Finished: Logit. regres.
[0.0428041  0.04010491 0.04579193 0.04235471 0.04769293 0.04478061
 0.0495163  0.04330071 0.04315125 0.04815828 0.04314642 0.03947669
 0.04125908 0.0372606  0.04075872 0.04184736 0.04495404 0.04092401
 0.03722963 0.04556386 0.04136639 0.04228985 0.04271222 0.04152443
 0.03582128] 0.043
Finished: Decision tree
[0.04339286 0.04035935 0.04156498 0.04276644 0.05044977 0.03823129
 0.04339286 0.03918051 0.03685004 0.03445296 0.04666667 0.03408263
 0.03900433 0.04228398 0.03473248 0.03839286 0.04282669 0.05372866
 0.04908163 0.04015658 0.04018398 0.04156498 0.03837302 0.04780019
 0.03958112] 0.042


In [None]:
# Plot comparison of classifiers using mean score
fig = plt.figure(1, figsize=(12, 5))
ax = fig.add_subplot(111)

bp = ax.boxplot(classifier_data['Raw scores'])
ax.set_xticklabels(classifier_data['Classifier'])
plt.xlabel('Classifier')
plt.ylabel('{} score'.format(scoring_func_name))
plt.title('Classifier comparision, 5-fold cross validation')
plt.xticks(rotation=45)
plt.show()

In [None]:
classifier_data.drop('Raw scores', axis=1)

Not surprisingly, our top three winners are gradient boosting algorithms. All three are within a standard deviation of each other, but CatBoost takes ~15 times longer than the other two. Let's focus on the top three and quickly check how well they will scale as the dataset grows.

## Classifier selection: resource requirements

In [None]:
# Reduced classifier set

classifier_descriptions = [
    'LightGBM',
    'CatBoost',
    'XGBoost'
]

classifiers = (
    
    LGBMClassifier(
        n_jobs = max_jobs,
        scale_pos_weight = class_ratio,
        random_state = rand_seed
    ),
    
    CatBoostClassifier(
        thread_count = max_jobs, 
        silent = True,
        scale_pos_weight = class_ratio,
        random_state = rand_seed
    ),
    
    XGBClassifier(
        n_jobs = max_jobs,
        scale_pos_weight = class_ratio,
        random_state = rand_seed
    ),
)

In [None]:
sample_size_data = pd.DataFrame(columns=[
    'Classifier',
    'Sample size',
    'Peak memory (GB)',
    'Run time (min.)'
])

size_of_sample = 5000

# Loop over range n, doubling the size of the dataset sample each time
for i in range(0,(n_doublings+1)):
    
    # Loop over each classifier, store max memory and run time
    for classifier, description in zip(classifiers, classifier_descriptions):
    
        for i in range(repetitions):
            
            X_train, X_test, y_train, y_test = make_train_test_sample(
                raw_data, 
                size_of_sample, 
                train_test_split_ratio, 
                rand_seed
            )
        
            X_train, X_test = scale_weather_variables(weather_variables, X_train, X_test)
            
            start = time()
            mem_usage, model = memory_usage((fit_model, (classifier, X_train, y_train)), retval=True)
            dT = np.round(((time() - start)/60),2)
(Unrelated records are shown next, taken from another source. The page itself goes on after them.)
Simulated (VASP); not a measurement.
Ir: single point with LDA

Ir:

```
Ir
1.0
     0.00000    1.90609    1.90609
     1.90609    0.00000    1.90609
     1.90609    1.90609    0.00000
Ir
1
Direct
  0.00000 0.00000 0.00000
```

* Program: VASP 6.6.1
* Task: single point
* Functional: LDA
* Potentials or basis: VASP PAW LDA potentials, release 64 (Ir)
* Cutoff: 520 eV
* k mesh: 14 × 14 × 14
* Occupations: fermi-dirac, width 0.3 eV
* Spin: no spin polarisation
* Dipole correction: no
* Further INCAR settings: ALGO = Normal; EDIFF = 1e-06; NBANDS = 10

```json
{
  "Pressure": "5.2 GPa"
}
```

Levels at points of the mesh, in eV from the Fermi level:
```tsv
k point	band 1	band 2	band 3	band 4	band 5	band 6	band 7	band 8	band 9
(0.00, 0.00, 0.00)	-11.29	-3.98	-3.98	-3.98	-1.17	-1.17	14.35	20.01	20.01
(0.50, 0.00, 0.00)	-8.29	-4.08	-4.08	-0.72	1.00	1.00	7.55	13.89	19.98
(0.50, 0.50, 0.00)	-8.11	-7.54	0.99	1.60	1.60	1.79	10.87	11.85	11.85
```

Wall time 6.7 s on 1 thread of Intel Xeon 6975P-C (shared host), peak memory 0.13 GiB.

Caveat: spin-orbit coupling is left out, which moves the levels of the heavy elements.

            max_mem = np.round((max(mem_usage) / 1000),3)

            sample_size_data = sample_size_data.append(pd.Series([
                description,
                size_of_sample,
                max_mem,
                dT
            ], index=sample_size_data.columns), ignore_index=True)
    
    size_of_sample = size_of_sample * 2

In [None]:
ax = sns.lineplot(x='Sample size', y='Run time (min.)', hue='Classifier', data=sample_size_data)
plt.legend(bbox_to_anchor=(1.05, 1), loc=2, borderaxespad=0.)
plt.title('Run time vs. data sample size')
plt.show()

In [None]:
ax = sns.lineplot(x='Sample size', y='Peak memory (GB)', hue='Classifier', data=sample_size_data)
plt.legend(bbox_to_anchor=(1.05, 1), loc=2, borderaxespad=0.)
plt.title('Peak memory vs. data sample size')
plt.show()

Looks like XGBoost is the holistic winner. XGBoost's cross validation scores are close to those of CatBoost and it seems to be significantly faster. It does appear to use slightly more memory, hopefully that won't be a problem. Let's look at it in a bit more detail:

In [None]:
# Retrain default model with standard data sample size
model = XGBClassifier(
    n_jobs = max_jobs,
    scale_pos_weight = class_ratio,
    random_state = rand_seed
)

X_train, X_test, y_train, y_test = make_train_test_sample(
    raw_data, 
    sample_size, 
    train_test_split_ratio, 
    rand_seed
)

X_train, X_test = scale_weather_variables(weather_variables, X_train, X_test)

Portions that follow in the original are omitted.